This page hosts ideas for Joshua projects. Many of these will also be present as tickets in Joshua's JIRA issue tracker. If you are interested in these projects, please comment on this page, the associated JIRA page, or email the Joshua development mailing list (dev@joshua.incubator.apache.org) for assistance and direction (and to ensure someone else is not already working on it!).
The projects here are designed to draw on a wide range of talents and interests. If you have a particular skill and would like to contribute to Joshua, please email that same address and we will do our best to find something for you!
Table of Contents |
---|
Smaller Models
Estimated time: 2 weeks
Skills required: Moderate programming abilities
Difficulty: low–moderate
Phrase tables and grammars can get very big when trained on lots of parallel data, which makes it hard to distribute them in Language Packs. A quick way to reduce model size is to reduce the amount of parallel data used to build models, but sampling a subset of it. This is the very naive approach used in the construction of the original language packs (November 2016), but there are much better ways. One relatively simple one is the Vocabulary Saturation Filter (VSF), proposed by Will Lewis and Sauleh Eetemadi and described in this paper. It would be wonderful to implement this and use it to do a better job selecting which sentences to include for our general-purpose language packs.
It would be ideal to implement this in Java, but Python or Scala would also fit well inside Joshua.

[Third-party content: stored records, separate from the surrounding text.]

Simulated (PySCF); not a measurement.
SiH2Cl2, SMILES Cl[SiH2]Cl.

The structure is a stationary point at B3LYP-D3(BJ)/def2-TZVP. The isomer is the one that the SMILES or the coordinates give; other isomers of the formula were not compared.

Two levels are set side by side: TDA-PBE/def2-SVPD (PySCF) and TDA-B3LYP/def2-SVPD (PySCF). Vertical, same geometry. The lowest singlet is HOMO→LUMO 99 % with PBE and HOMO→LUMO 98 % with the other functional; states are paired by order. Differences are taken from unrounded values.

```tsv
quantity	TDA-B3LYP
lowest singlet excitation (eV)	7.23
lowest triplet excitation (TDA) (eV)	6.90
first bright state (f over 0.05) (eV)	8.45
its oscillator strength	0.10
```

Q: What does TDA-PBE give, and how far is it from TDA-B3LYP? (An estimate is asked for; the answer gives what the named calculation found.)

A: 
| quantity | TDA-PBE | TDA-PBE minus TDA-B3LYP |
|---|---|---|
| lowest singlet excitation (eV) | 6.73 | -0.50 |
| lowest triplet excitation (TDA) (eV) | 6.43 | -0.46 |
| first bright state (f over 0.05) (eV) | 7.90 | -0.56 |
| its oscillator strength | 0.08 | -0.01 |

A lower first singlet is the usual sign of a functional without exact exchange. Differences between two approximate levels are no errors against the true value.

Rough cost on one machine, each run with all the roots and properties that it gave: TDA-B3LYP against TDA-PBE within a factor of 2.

Revamp Tokenization and Normalization
Estimated time: 1 week
Skills required: Reading Perl, writing regular expressions in Java
Difficulty: low
As part of the preprocessing, Joshua tokenizes input sentences, for example splitting punctuation off from words. This is currently done with a set of Perl preprocessing scripts, but it would be nice to move this to the decoder itself.
Integrated Transliteration
Estimated time: 2 weeks
Skills required: Java, Perl (for integration into the training pipeline), familiarity with expectation maximization
Difficulty: moderate
Many of the language packs released translated from languages with non-Latin scripts. Words that cannot be translated are therefore pushed through to the translation and cannot even be read by someone who doesn't know that script. At the same time, many untranslatable words are simply transliterated words. For example, an Arabic word might be an English word (like a name or technical term) that has simply been written in Arabic. These words can be transliterated. It would be good to add built-in transliteration models that can be applied to all out-of-vocabulary words and enabled for certain languages. Transliteration models can be built over the same bitext using techniques like Sajjad, Fraser, and Schmid (2012).
Demo Interface Improvements
Estimated time: 1 week
Skills required: Web front-end (JQuery, or whatever it is folks are using these days)
Difficulty: low–high, depending on what you do (design is hard!)
Joshua and Joshua language packs include a web-based demonstration that runs in a browser and contacts Joshua running as a server. The demo itself could be a lot prettier. There is also some additional functionality that would be nice to have:
- Add phrase highlighting. For each translation, it would highlight phrasal translation features as a unit, and link them to the point in the source sentence.
- Add better widgets for setting model weights (e.g., slider bars)
- Add better tokenization of the input (a proper sentence-splitter, for example)
- Prompt the user for a server connection at page-load time, dimming the screen until a proper connection is established
- Add cookies that would store the last server connected to, and perhaps other information.
. There are also changes to Joshua that could be made to support fancier front-end features, such as:
- Extend the JSON API to include alignments.